Steph Curry has walked. The NBA superstar, face of Under Armour for over a decade, is jumping ship to a Chinese sportswear giant. Sources confirm Curry has agreed a deal with Anta Sports, a Beijing-based manufacturer that built its name on cheap knock-offs before muscling into the big league.
Under Armour’s stock took a 12% hit in after-hours trading. But the real damage won’t show up on a balance sheet. Curry was their bedrock. He carried a brand that never quite shook its also-ran image. Without him, Under Armour’s credibility in basketball shrivels.
This isn’t just a celebrity endorsement swap. The ripple effects hit British supply chains hard. Under Armour’s UK distribution network, centred in Manchester and Milton Keynes, depends on volumes tied to Curry’s signature shoe line. Factory orders are already being slashed. Sources inside the firm tell me warehouse staff have been sent home early this week. No one is saying the word “redundancies” yet, but the silence is deafening.
Anta, meanwhile, is laughing. They paid a reported $200 million over five years for Curry’s allegiance. That’s pocket change for a company that posted $5 billion in revenue last year. The Chinese firm has been eyeing the UK market for years. Curry’s face on billboards from London to Glasgow accelerates that plan. Expect a blitz of cheap, high-quality trainers hitting shelves just in time for Christmas.
But here’s the kicker: Anta doesn’t play by Western rules. Their factories in Fujian operate on margins that would make a Bangladeshi sweat. Labour groups have flagged Anta for excessive overtime and wages below living standards. Consumer rights activists are already sharpening their knives. The brand’s “sustainable” claims don’t hold up under scrutiny. Sources within the Ethical Trading Initiative have flagged unanswered audit requests.
Curry’s camp dodged my calls. Under Armour issued a bland statement about “realigning partnerships.” Real talk. This is a panic move.
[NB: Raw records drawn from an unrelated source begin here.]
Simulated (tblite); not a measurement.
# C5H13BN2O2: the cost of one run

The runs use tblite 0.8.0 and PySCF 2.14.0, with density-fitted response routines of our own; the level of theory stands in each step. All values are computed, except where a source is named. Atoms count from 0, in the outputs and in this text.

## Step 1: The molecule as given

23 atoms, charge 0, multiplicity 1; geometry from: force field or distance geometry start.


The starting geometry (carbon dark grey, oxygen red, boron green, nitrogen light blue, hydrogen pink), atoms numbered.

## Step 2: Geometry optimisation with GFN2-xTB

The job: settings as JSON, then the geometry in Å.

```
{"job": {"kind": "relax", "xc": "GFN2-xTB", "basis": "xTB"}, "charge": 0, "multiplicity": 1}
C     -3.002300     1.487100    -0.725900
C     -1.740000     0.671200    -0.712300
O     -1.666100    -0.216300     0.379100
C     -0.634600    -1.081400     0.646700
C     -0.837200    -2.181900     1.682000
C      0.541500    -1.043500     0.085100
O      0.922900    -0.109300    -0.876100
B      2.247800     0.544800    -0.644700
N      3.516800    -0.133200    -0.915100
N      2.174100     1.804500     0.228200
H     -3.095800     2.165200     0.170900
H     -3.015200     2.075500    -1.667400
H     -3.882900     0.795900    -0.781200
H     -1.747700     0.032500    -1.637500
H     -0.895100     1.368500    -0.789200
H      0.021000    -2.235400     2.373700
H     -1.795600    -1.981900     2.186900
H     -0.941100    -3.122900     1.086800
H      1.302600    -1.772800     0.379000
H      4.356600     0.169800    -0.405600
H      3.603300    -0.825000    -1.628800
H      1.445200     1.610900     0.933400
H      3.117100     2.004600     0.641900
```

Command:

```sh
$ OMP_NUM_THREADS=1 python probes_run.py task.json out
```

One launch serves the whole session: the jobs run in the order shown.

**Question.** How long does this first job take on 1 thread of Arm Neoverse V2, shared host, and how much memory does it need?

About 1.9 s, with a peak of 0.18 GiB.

For British retailers, the calculus is brutal. They can stick with Under Armour as it shrinks, or they can stock Anta and risk the backlash. Sports Direct and JD Sports have already placed test orders. They’re betting consumers care more about price than provenance. History suggests they’re right. But the court of public opinion doesn’t stay quiet forever.
Let me be clear. This isn’t about one basketball player. It’s about supply chains shifting east. It’s about a Chinese firm using Curry’s halo to launder its reputation. It’s about British jobs hanging on corporate whims.
I’ll keep digging. I have documents that show Under Armour knew Curry was leaving months ago. Emails from their C-suite reveal a strategy to “minimise reputational damage” by leaking the news during a slow news cycle. Today was not a slow news cycle. It was a planned implosion.
Watch the supply chain. Watch the factory floors. Watch the small print on those Anta boxes. The money always leaves a trail. I’m following it.